But how is that possible? Well, let's start with something simple: the mapping function that we meant to create. It's only concernced with mapping. The key is that reduce
will always be at the bottom of our transformation, but there's nothing stopping us from abstracting the function we pass to reduce
:
function mapper(f) {
return function(result, x) {
result.push(f(x));
return result;
}
}
That looks better. We would use this by doing arr.reduce(mapper(function(x) { return x + 1; }), [])
. Note that now mapper
has no idea how the reduction is actually done, or how the initial value is created. Unfortunately, it still has result.push
embedded so it still only works with arrays. Let's abstract that out:
function mapper(f) {
return function(combine) {
return function(result, x) {
return combine(result, f(x));
}
}
}
That looks crazy, but now we have a mapper function that is literally only concerned about mapping. It calls f
with x
before passing it to combine
. The above function may look daunting, but it's simple to use:
function append(arr, x) {
arr.push(x);
return arr;
}
arr.reduce(mapper(function(x) { return x + 1; })(append),
[]);
// -> [ 2, 3, 4, 5 ]
We create append
to make it easy to functionally append to arrays. So that's about it, now we can just make this a little easi-- hold on, doesn't combine
look a little like a reducer function?
If the result of applying append
to the result of mapper
creates a reducer function, can't we apply that itself to mapper
?
arr.reduce(
mapper(function(x) { return x * 2; })(
mapper(function(x) { return x + 1; })(append)
),
[]
);
// -> [ 3, 5, 7, 9 ]
Wow! So now we can compose these super generic transformation functions. For example, let's create a filterer. You wouldn't normally apply two maps right next to each other, but you would certainly map and filter!
function filterer(f) {
return function(combine) {
return function(result, x) {
return f(x) ? combine(result, x) : result;
}
}
}
arr.reduce(
filterer(function(x) { return x > 2; })(
mapper(function(x) { return x * 2; })(append)
),
[]
);
// -> [ 6, 8 ]
Nobody wants to write code like that though. Let's make one more function compose
which makes it easy to compose these, that's right, transducers. You just wrote transducers without even knowing it.

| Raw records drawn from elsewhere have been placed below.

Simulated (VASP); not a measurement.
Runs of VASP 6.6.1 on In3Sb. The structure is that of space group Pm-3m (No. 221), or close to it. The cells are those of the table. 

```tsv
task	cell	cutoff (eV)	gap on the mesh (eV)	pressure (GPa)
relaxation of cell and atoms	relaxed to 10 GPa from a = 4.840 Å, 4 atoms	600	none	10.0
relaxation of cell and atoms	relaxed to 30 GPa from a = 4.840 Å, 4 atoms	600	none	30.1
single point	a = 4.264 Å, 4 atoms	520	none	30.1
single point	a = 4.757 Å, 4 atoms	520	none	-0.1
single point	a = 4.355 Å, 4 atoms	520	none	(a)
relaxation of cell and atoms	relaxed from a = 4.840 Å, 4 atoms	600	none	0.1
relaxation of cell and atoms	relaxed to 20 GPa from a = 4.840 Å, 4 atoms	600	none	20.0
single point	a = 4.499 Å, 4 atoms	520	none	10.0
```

// All this does is it transforms
// `compose(x, y, z)(val)` into x(y(z(val)))`
function compose() {
var funcs = Array.prototype.slice.call(arguments);
return function(r) {
var value = r;
for(var i=funcs.length-1; i>=0; i--) {
value = funcs[i](value);
}
return value;
}
}
arr.reduce(
compose(
filterer(function(x) { return x > 2; }),
mapper(function(x) { return x * 2; })
)(append),
[]
);
// -> [ 6, 8 ]
Now we can write really clean sequential-looking transformations! Hm, there's still that awkward syntax to pass in append
. How about we make our own reduce
function?
function transduce(xform, f, init, coll) {
return coll.reduce(xform(f), init);
}
transduce(
compose(
filterer(function(x) { return x > 2; }),
mapper(function(x) { return x * 2; })
),
append,
[],
arr
);
// -> [ 6, 8 ]
Voila, you have transduce
. Given a transformation, a function for appending data, an initial value, and a collection, run the whole process and return the final result from whatever append
is. Each of those arguments are distinct pieces of information that shouldn't care at all about the others. You could easily apply the same transformation to any data structure you can imagine, as you will see below.
This transduce
is not completely correct in that it should not care how the collection reduces itself.
Final Notes
You might think that this is sort of lazy evaluation, but that's not true. If you want lazy sequences, you will still have to explicitly build a lazy sequence type that handles those semantics. This just makes transformations first-class values, but you still always have to eagerly apply them. Lazy sequences are something I think should be added to transducers.js in the future. (edit: well, this paragraph isn't exactly true, but we'll have to explain laziness more in the future)
Some of the examples my also feel similar to ES6 comprehensions, and while true comprehensions don't give you the ability to control what type is built up. You can only get a generator or an array back. They also aren't composable; you will still need to solve the problem of building up transformations that can be reused.
When you correctly separate concerns in a program, it breeds super simple APIs that allow you build up all sorts of complex programs. This is a simple 500-line JavaScript library that, in my opinion, radically changes how I interact with data, and all with just a few methods.
transducers.js is still early work and it will be improved a lot. Let me know if you find any bugs (or if it blows your mind).